# Circuit Analysis

Attempt to do easy static stuff here with more complex stuff happening in the app. 



# Set Up

In [None]:
import sys 
sys.path.append('..')
import torch 
import json 
from IPython.display import display, HTML
from src.decision_transformer.utils import (
    load_decision_transformer,
    # get_max_len_from_model_type,
)
from src.environments.registration import register_envs
from src.environments.environments import make_env

register_envs()

from src.config import EnvironmentConfig

model_path = "../models/MiniGrid-MemoryS7FixedStart-v0/WorkingModel.pt"
state_dict = torch.load(model_path)

env_config = state_dict["environment_config"]
env_config = EnvironmentConfig(**json.loads(env_config))

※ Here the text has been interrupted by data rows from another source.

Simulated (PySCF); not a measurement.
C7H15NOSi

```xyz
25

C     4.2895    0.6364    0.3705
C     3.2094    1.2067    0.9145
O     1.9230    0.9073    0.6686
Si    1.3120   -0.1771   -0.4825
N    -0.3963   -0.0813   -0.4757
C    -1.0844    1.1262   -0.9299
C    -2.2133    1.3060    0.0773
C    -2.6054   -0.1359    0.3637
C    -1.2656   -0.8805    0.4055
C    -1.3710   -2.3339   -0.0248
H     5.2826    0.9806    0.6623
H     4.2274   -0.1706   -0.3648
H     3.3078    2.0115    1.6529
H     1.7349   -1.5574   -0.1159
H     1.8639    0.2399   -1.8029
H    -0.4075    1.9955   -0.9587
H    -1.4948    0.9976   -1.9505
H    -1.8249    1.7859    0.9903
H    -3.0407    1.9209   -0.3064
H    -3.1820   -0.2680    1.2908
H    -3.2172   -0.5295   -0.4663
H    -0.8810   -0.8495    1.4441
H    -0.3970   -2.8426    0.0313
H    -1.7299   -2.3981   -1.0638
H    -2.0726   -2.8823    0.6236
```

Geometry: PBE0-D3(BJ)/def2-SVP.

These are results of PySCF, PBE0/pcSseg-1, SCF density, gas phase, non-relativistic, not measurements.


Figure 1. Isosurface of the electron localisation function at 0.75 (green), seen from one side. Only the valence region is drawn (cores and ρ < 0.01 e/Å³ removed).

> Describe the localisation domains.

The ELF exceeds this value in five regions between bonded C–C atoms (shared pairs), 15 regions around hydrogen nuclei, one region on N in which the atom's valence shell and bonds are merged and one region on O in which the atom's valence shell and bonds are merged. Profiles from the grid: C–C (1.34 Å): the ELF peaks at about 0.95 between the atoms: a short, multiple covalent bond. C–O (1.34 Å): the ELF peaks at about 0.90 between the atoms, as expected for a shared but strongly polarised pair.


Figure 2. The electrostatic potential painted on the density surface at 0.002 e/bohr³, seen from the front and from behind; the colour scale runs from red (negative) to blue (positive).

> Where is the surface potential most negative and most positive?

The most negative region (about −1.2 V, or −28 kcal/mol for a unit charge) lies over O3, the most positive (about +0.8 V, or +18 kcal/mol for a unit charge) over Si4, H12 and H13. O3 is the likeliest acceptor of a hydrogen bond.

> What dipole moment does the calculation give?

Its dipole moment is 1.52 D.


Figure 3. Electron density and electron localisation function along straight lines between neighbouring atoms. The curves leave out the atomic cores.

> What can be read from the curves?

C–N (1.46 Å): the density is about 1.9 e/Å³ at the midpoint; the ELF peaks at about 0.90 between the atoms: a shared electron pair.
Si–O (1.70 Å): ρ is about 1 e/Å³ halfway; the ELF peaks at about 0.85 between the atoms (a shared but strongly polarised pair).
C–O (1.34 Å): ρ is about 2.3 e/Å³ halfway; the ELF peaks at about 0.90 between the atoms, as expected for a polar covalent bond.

env = make_env(env_config, seed=4200, idx=0, run_name="dev")
env = env()

dt = load_decision_transformer(
    model_path, env, tlens_weight_processing=True
)

## Functions

In [None]:
import pandas as pd
import itertools
import numpy as np

def tensor_to_long_data_frame(tensor_result, dimension_names):
    assert len(tensor_result.shape) == len(
        dimension_names
    ), "The number of dimension names must match the number of dimensions in the tensor"

    tensor_2d = tensor_result.reshape(-1)
    df = pd.DataFrame(tensor_2d.detach().numpy(), columns=["Score"])

    indices = pd.MultiIndex.from_tuples(
        list(np.ndindex(tensor_result.shape)),
        names=dimension_names,
    )
    df.index = indices
    df.reset_index(inplace=True)
    return df


def get_row_names_from_index_labels(names, index_labels):
    indices = list(itertools.product(*index_labels))
    multi_index = pd.MultiIndex.from_tuples(
        indices,
        names=names,  # use labels differently if we have index labels
    )
    if len(names) == 3:
        multi_index = multi_index.to_series().apply(
            lambda x: "{0}, ({1},{2})".format(*x)
        )

    elif names == 2:
        multi_index = multi_index.to_series().apply(
            lambda x: "({0},{1})".format(*x)
        )
    else:
        raise ("Index labels must be 2 or 3 dimensional")

    return multi_index

## Components

In [None]:

# Get Components
mlp0_in = dt.transformer.blocks[0].mlp.W_in.T.detach()
mlp1_in = dt.transformer.blocks[1].mlp.W_in.T.detach()
mlp2_in = dt.transformer.blocks[2].mlp.W_in.T.detach()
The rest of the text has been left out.